Leveraged high-yield contagion.

Markets in transition; buybacks and Dividends.

Reversal of fortune.

A definition: "Eminence" means a lofty or distinguished position, "Front" in this context means a facade or a false impression. So "Eminence Front" is about someone or something pretending to be more than they are?

Put it in perspective: Eurodollars $15tr; Mutual funds $30tr; shadow banking $75-100tr; bond market $100tr; derivatives $550tr. And there's a lot of interest rate sensitive tinder in there. This time, it may not take a Bear Stearns blow up to ignite things, perhaps like a child playing with matches in a pile of kerosene soaked tinder, just a few debt defaults (energy or oil, Eurodollar based EM or offshore debt, HY junk and or sovereign such as Greece) and a corresponding widening of credit spreads. Despite being awash in "dollars", we may witness a large dearth of "moneyness", which amongst other things, would cause a sudden sharp increase in interest rates, which could cascade into something much, much worse, like under The Midnight Sun where the days are longer, hotter and few in number. - The Midnight Sun Part 3

That is a lot of tinder or "white powder" out there. We Nattered again about that "dearth of moneyness" in Davos: Black Swan Lake?
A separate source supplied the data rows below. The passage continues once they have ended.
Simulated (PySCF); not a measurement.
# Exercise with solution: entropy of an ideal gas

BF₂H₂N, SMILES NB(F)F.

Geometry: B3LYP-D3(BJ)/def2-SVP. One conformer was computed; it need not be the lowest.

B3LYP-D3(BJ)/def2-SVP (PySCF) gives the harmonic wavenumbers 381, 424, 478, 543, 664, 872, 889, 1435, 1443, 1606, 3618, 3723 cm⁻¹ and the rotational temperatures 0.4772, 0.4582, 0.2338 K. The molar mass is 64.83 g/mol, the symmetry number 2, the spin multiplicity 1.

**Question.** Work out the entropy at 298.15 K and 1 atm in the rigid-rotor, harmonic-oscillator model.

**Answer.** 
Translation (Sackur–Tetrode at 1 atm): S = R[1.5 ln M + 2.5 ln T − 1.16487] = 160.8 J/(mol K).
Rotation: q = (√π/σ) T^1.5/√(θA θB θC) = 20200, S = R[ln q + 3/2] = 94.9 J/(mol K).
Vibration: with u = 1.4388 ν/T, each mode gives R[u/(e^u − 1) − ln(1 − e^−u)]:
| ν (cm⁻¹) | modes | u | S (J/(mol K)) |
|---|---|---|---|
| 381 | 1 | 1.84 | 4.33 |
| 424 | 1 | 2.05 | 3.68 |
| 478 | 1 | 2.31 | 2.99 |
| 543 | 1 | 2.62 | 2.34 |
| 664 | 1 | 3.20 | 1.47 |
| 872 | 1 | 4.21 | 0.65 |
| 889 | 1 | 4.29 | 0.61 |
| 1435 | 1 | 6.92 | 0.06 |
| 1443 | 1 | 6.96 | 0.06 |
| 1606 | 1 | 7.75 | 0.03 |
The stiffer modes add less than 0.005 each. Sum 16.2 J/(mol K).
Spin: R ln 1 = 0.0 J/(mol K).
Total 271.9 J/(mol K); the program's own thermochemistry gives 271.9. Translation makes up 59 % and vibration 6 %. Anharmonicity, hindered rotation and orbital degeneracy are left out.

Leveraged High-Yield Contagion?

Half the HY universe by market value today trades at 310bps, while the other half is at 1050bps. The distressed list has a disproportionate representation of commodities (33%). However, this dispersion doesn't bode well for US as HY, default and distress ratios are increasing, even outside commodities. The higher the "distressed glut", the lower will be the recovery rate. As well, the number of distressed bonds is rising in Europe... CCC issuance has plummeted. - Martin at Macronomics.

Martin would say that canary in the coal mine CCC is singing that financial conditions are tightening, distress is spreading and it is NOT limited to energy and commodities. For more pertinent info on debt spreads and the ongoing contraction of credit liquidity in Europe, Asia and the US, we recommend you read Macronomics' latest missive.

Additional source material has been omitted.